Written By Sema Naye - Naipenda Tanzania on Monday, January 14, 2013 | 11:20 PM

It's too early to talk about an all-Williams final but Venus and Serena have been in punishing form so far, on one leg or two
Serena Williams wrenched her ankle but recovered to defeat Edina Gallovits-Hall.
A few days ago Serena Williams made hacks look up when she named her sister, Venus, as the player she'd least like to face on Tour.

Sure, we said. That will go down well over dinner when the Williams girls have a little laugh about how they can string journalists wrong.

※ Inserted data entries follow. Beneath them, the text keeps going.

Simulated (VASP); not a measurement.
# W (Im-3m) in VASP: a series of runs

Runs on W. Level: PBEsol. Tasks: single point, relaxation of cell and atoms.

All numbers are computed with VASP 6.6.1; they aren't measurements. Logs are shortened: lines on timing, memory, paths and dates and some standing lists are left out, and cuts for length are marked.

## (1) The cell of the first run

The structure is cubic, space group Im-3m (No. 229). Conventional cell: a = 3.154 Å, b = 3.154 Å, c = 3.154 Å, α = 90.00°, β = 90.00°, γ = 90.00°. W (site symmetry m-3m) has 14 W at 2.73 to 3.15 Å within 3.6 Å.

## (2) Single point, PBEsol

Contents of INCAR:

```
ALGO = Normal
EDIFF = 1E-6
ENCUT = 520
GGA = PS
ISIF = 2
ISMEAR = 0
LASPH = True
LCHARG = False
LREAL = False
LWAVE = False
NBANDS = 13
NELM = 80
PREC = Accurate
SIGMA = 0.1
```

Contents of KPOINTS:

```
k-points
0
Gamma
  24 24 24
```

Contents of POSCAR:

Well, for a start, she meant it. And second, those Williams girls are delivering. On day one Venus (seeded a ludicrous 25) was back to her imperious best, giving up just one game in getting rid of the Kazakh Galina Voskoboeva in an hour. That backed up Serena's contention that Venus's first tournament win in two and a half years before Christmas and some good tennis in the Hopman Cup signalled she was returning to her best.

On Monday little sister (seeded fourth despite winning six events in a row and a warm betting favourite among anyone who knows anything about tennis) kicked in with a double-bagel demolition job on Edina Gallovits-Hall of Romania in just 54 minutes – on one leg.

The American sent a shiver through the tournament when, stretching for a forehand in the fifth game of the first set, her right ankle gave up on her and she tumbled hard to the court, where she lay in pain for two minutes. It was, ominously, the same ankle she injured in the warm-up tournament in Brisbane in 2012, and the effects of that lingered into the Open, where she went out in the third round to Ekaterina Makarova.

This time she got up gingerly and proceeded to wipe the court with her opponent. End of crisis. Probably.

Later she said: "Oh I'll be out there. Unless something fatal happens to me, there's no way I'm not going to be competing. I'm alive. My heart's beating. I'll be fine. It reminded me of Brisbane though. I thought, 'Oh, not again!' But I've had such a good year that I don't think it's anything negative.

"Obviously there's pain. Obviously there's swelling. I haven't had enough time to assess it yet. Saw the doctor again. We're just gonna see how it is. I've been injured before. I've played this tournament with so many injuries and was able to come off pretty much on top. So for me it's just another page and a great story to tell the grandkids one day."

So well has Serena been playing for several weeks now, you would not be confident backing against her – even on one leg. And what price a Williams sisters final? Quite long, probably, but not as wild an idea as it might have seemed a few days ago.

And they've also teamed up in the doubles.
Date-Krumm still going

On Serena's side of the draw another of the game's great characters had a day to remember.

Kimiko Date-Krumm seems ageless – and still dangerous. It's 19 years since she became the first Japanese woman to break into the top 10 in the world. Today, aged 42, she became the oldest woman in the Open era to win a match in a slam, when she pulled of a considerable upset in beating the 12th seed Nadia Petrova, 12 years her junior, 6-2, 6-0 in a little over an hour.

It's not as if she caught Petrova cold. The Russian played really well in 2012 and, appearing in her 14th Australian Open, was expected to make some headway in the first week. But 38 unforced errors did for her.

A delightful personality, Date-Krumm refused to get carried away by her big win. "Last year I had many injury," she said. "Big one was my calf. It happen at Roland Garros and Wimbledon. And after when I go back to Japan, I changed the training."

It seems to have worked. This is the first slam in a while she has entered not carrying an injury, and she observed: "Almost every time I play the seeded player. And many times I almost beat them, and then I lost many times. But this time I don't get injury. My body is feeling lots good. My tennis was not so bad."

Next up is Shahar Peer, who beat the Russian Alexandra Panova in three sets. It is a little soon to start dreaming about a quarter-final against Williams, but in a field where there have already been a few shocks it is not entirely out of the question.